Musical Chairs

Lots of folks (mostly S-P) notified in November and out officially after January 1. Merck plays musical chairs very frequently in all areas and at all levels. In fact plays so frequently that re-org layoffs have become like any other seasonal event.

No young person with half a brain would come here and believe that they would be retiring from Merck. Working at Merck is like getting a holiday from looking for work. One will stop for a little bit but pretty soon one will begin again. If someone is clever or lucky they can enhance their resume while they are here. But never should they be so silly as to think that staying a long time is optimal for their career.

Youthfulness is another word for having options.

Bring older is now another word for you're out of luck......

....unless of course, you have a sweet 10-30 years in. For them some safety and assurance for the road.
 






The "qualified ones" ( I was a Merck Hall of Famer), which means the well-paid ones, are either being forced out or forced to retire. There are no options; they send in a new manager with direct orders to get rid of you. Merck is spiraling downward and management is showing its desperation in the lowest way---by biting the very hands that made them successful in the first place. What a pathetic company.

same thing happened to me so I know you have it right...these young reps don't understand what is like to have a target on your back. What sucks is there is almost nothing you can do about it...Try fighting Merck legally, and they will almost always win or stonewall you foreever...

All I can say about being forced out, is that when it is happening, you know it...

the managers are rewarded for getting older, higher paid reps out...

Merck is a shameful place...that is why it will keep benefitting a few folks, and everybody else be damned...
 


















What I'm picturing is a room full of overpaid nimwits, absent even one person with any semblance of honesty, saying, "OK, how can we minimize the perception of what we're about to do? Let's do the same thing we've done the last three times we've let people go. That confused the reps enough to ensure that they didn't appreciate the full scope of the layoff."

This isn't about drama, Asshole, it's about a company that won't be honest with its reps. You management types just don't get it.

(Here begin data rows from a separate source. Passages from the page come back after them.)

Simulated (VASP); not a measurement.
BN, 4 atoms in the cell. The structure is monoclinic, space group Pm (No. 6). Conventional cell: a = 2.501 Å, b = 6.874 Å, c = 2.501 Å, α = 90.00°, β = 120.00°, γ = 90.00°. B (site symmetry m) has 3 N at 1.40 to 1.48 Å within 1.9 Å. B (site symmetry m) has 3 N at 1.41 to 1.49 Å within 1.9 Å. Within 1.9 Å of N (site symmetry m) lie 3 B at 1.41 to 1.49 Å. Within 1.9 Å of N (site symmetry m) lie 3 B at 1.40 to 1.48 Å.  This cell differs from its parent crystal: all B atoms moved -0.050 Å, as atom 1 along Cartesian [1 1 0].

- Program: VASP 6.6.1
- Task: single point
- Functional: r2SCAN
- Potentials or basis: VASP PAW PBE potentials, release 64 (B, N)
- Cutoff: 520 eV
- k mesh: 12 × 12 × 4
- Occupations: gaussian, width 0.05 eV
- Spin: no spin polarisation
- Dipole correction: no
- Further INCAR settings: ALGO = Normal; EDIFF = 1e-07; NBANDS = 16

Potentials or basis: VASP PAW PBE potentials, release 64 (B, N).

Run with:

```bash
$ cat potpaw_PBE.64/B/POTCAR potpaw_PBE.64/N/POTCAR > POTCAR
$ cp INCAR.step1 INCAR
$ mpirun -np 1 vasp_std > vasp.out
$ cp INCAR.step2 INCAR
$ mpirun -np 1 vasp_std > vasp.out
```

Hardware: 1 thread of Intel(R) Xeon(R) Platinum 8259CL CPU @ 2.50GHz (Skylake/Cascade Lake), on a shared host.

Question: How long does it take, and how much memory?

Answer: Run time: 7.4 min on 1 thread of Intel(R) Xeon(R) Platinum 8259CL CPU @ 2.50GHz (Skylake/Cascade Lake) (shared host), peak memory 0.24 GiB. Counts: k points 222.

OK all you folks that have been convinced by your culture that having any sort of collective bargaining for your respective organizational group or level must by now realize that one of the features of such a system would be to have a representative at these so-called rooms full of nimwits. Whether or not they can keep people employed is not all that they can do. They will also maintain a form of transparency. And the number of workers that will be screwed by their formerly loyal employers relative to those that would profit by screwing their colleagues increases every year and creeps very far up the organizational ladder. So white-collar America might want to decide again whether they wish to get over their conception that having professional worker representation in their companies is somehow demeaning to their "professional" status or collectively means they are filthy socialists or lazy parasites. As is pointed out elsewhere on this site, even those up the ladder at manager or director level, the winners at the top are pulling the rugs out from under all of them. Lots of folks in Europe that aren't on their company's Executive Committee still do have themselves represented at that committee by a collective bargaining or social agreement rep. Having a voice and a pair of ears at least restores some honesty and open communication to the workforce. As we all can attest, there is precious little long-term benefit to running a company that will not and can not be honest with its employees. At the end of the day, it seems that today workers are treating their companies better than their companies are treating them.
 






OK all you folks that have been convinced by your culture that having any sort of collective bargaining for your respective organizational group or level must by now realize that one of the features of such a system would be to have a representative at these so-called rooms full of nimwits. Whether or not they can keep people employed is not all that they can do. They will also maintain a form of transparency. And the number of workers that will be screwed by their formerly loyal employers relative to those that would profit by screwing their colleagues increases every year and creeps very far up the organizational ladder. So white-collar America might want to decide again whether they wish to get over their conception that having professional worker representation in their companies is somehow demeaning to their "professional" status or collectively means they are filthy socialists or lazy parasites. As is pointed out elsewhere on this site, even those up the ladder at manager or director level, the winners at the top are pulling the rugs out from under all of them. Lots of folks in Europe that aren't on their company's Executive Committee still do have themselves represented at that committee by a collective bargaining or social agreement rep. Having a voice and a pair of ears at least restores some honesty and open communication to the workforce. As we all can attest, there is precious little long-term benefit to running a company that will not and can not be honest with its employees. At the end of the day, it seems that today workers are treating their companies better than their companies are treating them.

Representation won't help. Merck is running out of products to sell and people must be pushed off the payroll...by any means necessary. The party is over, people.
 












Lots of folks (mostly S-P) notified in November and out officially after January 1. Merck plays musical chairs very frequently in all areas and at all levels. In fact plays so frequently that re-org layoffs have become like any other seasonal event.

No young person with half a brain would come here and believe that they would be retiring from Merck. Working at Merck is like getting a holiday from looking for work. One will stop for a little bit but pretty soon one will begin again. If someone is clever or lucky they can enhance their resume while they are here. But never should they be so silly as to think that staying a long time is optimal for their career.

I don't agree. Staying a long time could very well be optimal for one's career. Huge pension, benefits, etc. The problem is that almost no one gets the CHANCE to stay a long time to get all of that. Tired of the BS that is pushed out: Gee, if you retire at 65, you will get a billion dollars in benefits.... but almost NOBODY (at least in the field) gets to stay that long! If you don't leave on your own, they cut you with the another downsizing that you barely avoided last time around....
 






Think of it: Of all of the thousands of Merck reps out in the field tomorrow morning, how many are going to retire at age 65 from Merck? Or even at age 62? Go ahead, toss out a number or percentage. Oh, don't know? I will be anyone a $100 bill that HR can access that number. Anyone wonder why they won't let YOU know?